European shares rose and bond yields fell on Tuesday while the yen hit its lowest since 2007 on hopes that a snap election and delayed tax increase in Japan might lead to more economic stimulus measures there.
Investors were also cheered by a better-than-expected reading of German investor and analyst sentiment, which pointed to a more positive outlook for Europe’s No. 1 economy.
Japanese Prime Minister Shinzo Abe’s call for parliament to be dissolved on Friday was widely expected and is seen potentially bringing more measures to stimulate growth after the Japanese economy unexpectedly slipped into recession. Abe also said an unpopular sales tax rise would be delayed.
The yen fell to a seven-year low against the dollar after Abe’s comments, extending recent losses in the wake of fresh stimulus measures announced by Japan’s central bank at the end of October. It slid to a six-year trough against the euro.
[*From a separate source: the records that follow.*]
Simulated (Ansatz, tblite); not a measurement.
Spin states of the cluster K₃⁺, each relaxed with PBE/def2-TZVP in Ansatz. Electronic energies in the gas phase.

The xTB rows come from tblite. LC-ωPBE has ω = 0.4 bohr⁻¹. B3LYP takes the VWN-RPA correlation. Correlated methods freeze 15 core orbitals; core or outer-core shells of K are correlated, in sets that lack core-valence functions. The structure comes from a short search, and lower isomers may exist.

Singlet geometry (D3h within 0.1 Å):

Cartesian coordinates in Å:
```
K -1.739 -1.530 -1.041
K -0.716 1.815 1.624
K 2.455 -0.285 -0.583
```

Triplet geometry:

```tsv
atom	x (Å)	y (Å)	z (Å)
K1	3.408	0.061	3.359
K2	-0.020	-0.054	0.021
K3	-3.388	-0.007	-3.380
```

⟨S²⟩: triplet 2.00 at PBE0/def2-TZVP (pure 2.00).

“This is positive for growth and supports the ‘overweight’ position in Japanese equities we added to on weakness yesterday,” said Trevor Greetham, Director of Asset Allocation at Fidelity Worldwide Investment.
The pan-European FTSEurofirst 300 .FTEU3 extended early gains and was up 0.6 percent at 1,360.08 points at 1224 GMT. Japan’s Nikkei index had risen 2.2 percent after press reports said Abe would call snap elections and delay the tax increase.
U.S. equity futures SPc1 pointed to a flat opening on Wall St.